Himma, says Henri Corbin, “is an extremely complicated notion which cannot perhaps be translated by any one word.” Indeed, after poring over many descriptions of it, the most condensed way I can express it in English is: Spiritual aspiration and the creative energy it generates.
Corbin writes: “Many equivalents have been suggested: mediation, project, intention, desire, force of will; here we shall concentrate on the aspect that encompasses all the others, the “creative power of the heart.” […] This power of the heart is what is specifically designated by the word himma, a word whose content is perhaps suggested by the Greek word enthymesis, which signifies the act of meditating, conceiving, imagining, projecting, ardently desiring—in other words of having (something) present in the θύμος, which is vital force, soul, heart, intention, thought, desire….. The force of an intention so powerful as to project and realize (“essentiate”) a being external to the being who conceives the intention, corresponds perfectly to the character of the mysterious power that Ibn Arabi designates as himma. […]

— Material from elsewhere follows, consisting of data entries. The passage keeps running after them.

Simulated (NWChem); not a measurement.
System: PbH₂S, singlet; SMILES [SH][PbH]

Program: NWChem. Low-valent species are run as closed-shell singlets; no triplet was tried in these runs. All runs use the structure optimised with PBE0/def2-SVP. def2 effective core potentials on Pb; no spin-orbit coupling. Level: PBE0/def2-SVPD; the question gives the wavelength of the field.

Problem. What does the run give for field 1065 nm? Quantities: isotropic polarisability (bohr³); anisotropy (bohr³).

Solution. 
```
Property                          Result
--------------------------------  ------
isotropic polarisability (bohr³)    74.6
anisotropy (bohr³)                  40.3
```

Accordingly, himma is creative, but in the specifically “epiphanic” sense attaching to every idea of creation in the theosophy of Ibn Arabi […] In other words, the heart creates by “causing to appear, ” by “preserving” something which already exists….”
Corbin himself defines himma successively as “creativity of the heart”, “the Creator’s theophanic Imagination at work in the heart of the gnostic”, the heart’s “concentration of energy”, “Spiritual Energy, which is the objectively Creative Imagination”.
Chittick explains that himma, “Aspiration”, formerly translated as Resolve, is “the power of concentration through which the seeker focuses on the Real.”
Other translations used are “the heart’s intention” or “high ambition”.
In other words, himma, in the Sufi context, begins in the heart as a desire for God, and as it grows in intensity and concentration, it becomes a creative force capable of manifesting what is usually not visible on this plane. In its extreme fullness, himma is the source of the miraculous powers of great teachers and saints. It is differentiated from wahm, human imagination, by the fact himma “has no other object than God”.
As for the form taken by this piece: somehow my research of this deep concept was interwoven with dreams of intensely blue kingfisher birds. This dream image guided the design (which evokes rows of overlapping feathers) and set the colour scheme. In strong light, the kingfisher blue achieves full intensity and sparkle, but in lower light that becomes dark and shadowy while the lighter blue shimmers gently as if with an inner light.